Chart of the Month – August 2019

Components of Wealth by Wealth Bracket (Protection in a Recession)

As we approach what we believe are the final stages of a very long expansion, one must look to protecting one’s assets in the event of a severe recession. This begs the question of who really gets hurt in recessions. The answer to this is usually everybody, to a greater or lesser degree. The most important assets to protect are those that provide food and shelter for the family and also those that provide a means to an income. Clearly the residential home is very important and in many cases a motor vehicle. Following this would be business assets that provide an income and lastly assets that are nice to have but not essential, like recreational real estate, hobby collections, etc. In most portfolios, a good mix of assets is useful in protecting one’s overall net worth, thus I have grouped assets into six categories and plotted them against the various levels of wealth.

The bars in the chart are organized according to liquidity, the top assets being the most easily converted to cash. Some of these asset classes need no explanation, but other categories are as follows.

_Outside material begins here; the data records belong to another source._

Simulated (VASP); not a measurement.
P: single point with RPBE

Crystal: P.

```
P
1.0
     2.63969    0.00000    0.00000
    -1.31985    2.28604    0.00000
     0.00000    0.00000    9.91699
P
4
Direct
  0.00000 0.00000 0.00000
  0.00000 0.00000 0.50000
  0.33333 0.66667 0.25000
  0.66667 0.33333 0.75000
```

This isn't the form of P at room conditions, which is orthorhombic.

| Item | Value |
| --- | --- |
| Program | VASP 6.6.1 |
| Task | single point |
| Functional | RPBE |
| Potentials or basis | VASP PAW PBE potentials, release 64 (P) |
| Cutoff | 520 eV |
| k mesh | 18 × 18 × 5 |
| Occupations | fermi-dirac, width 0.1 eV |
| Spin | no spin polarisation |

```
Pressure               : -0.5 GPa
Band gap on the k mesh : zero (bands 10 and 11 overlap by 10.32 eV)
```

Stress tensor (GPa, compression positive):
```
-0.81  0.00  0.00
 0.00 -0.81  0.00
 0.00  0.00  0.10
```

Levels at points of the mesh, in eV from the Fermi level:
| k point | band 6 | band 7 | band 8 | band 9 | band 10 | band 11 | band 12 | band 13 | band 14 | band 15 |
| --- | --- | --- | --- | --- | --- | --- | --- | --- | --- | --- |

Business & investment assets: These often include securities traded in public markets, which are very liquid. There may be penalties or taxes for drawing on the liquidity such as using funds from RRSPs and other tax shelters but can be liquidated in an emergency. Business assets may include shares in private companies which are somewhat illiquid but can usually be pledged as collateral against loans, which makes them liquid.

Non-financial assets: Furnishings, collectables, art, etc. are precious and may be emotionally difficult to part with, but buyers may be found amongst other collectors at the top end and pawn brokers at the lower end.

Other financial assets: May include holdings in private companies, partnerships etc. which may be hard to sell.

Real estate (excluding primary residence): Might include recreational property, second houses or raw land which is saleable but may take time to liquidate.

It is clear that the makeup of a person’s net worth has much to do with how well they can withstand the effects of a recession.

The bottom 25% of the population is vulnerable to falling real estate values, particularly in the event of job losses, and they may have to sell their most valuable asset, their home, which may have fallen in value. Another potential source of quick cash is to sell a vehicle. Once again this is a large portion of their net worth but as mentioned above, is likely to be an essential item to maintaining one’s ability to work.

At the other end of the population spectrum, the wealthiest individuals generally have more than 50% of their net worth tied up in business interests. This may include equity investments in private companies which are usually difficult to dispose of in a recession. They frequently have good size positions in non-primary residential real estate and collectables. While it might be painful to sell these assets, their sale does little to affect their lifestyle.

The cohort with the best-balanced portfolio of assets is often the second quartile of the population who would be considered middle to upper middle class. They have considerable business and investment assets which can be sold or pledged to protect their residence, which in any event represents less than 20% of their net worth.

Our conclusion is that those hurt the most by recession are likely the bottom 25% of the population and counter-intuitively the 10-25% top tier if their business and investment portfolios are heavily weighted into a single company that provides the majority of income for the family. Yes, they can sell “play assets” but most of their wealth might be tied up in a business which may be vulnerable in a recession.

The key takeaway from this analysis is that when one plans one’s future it is useful to treat your wealth as a portfolio that needs diversification of asset class, volatility and maybe geography.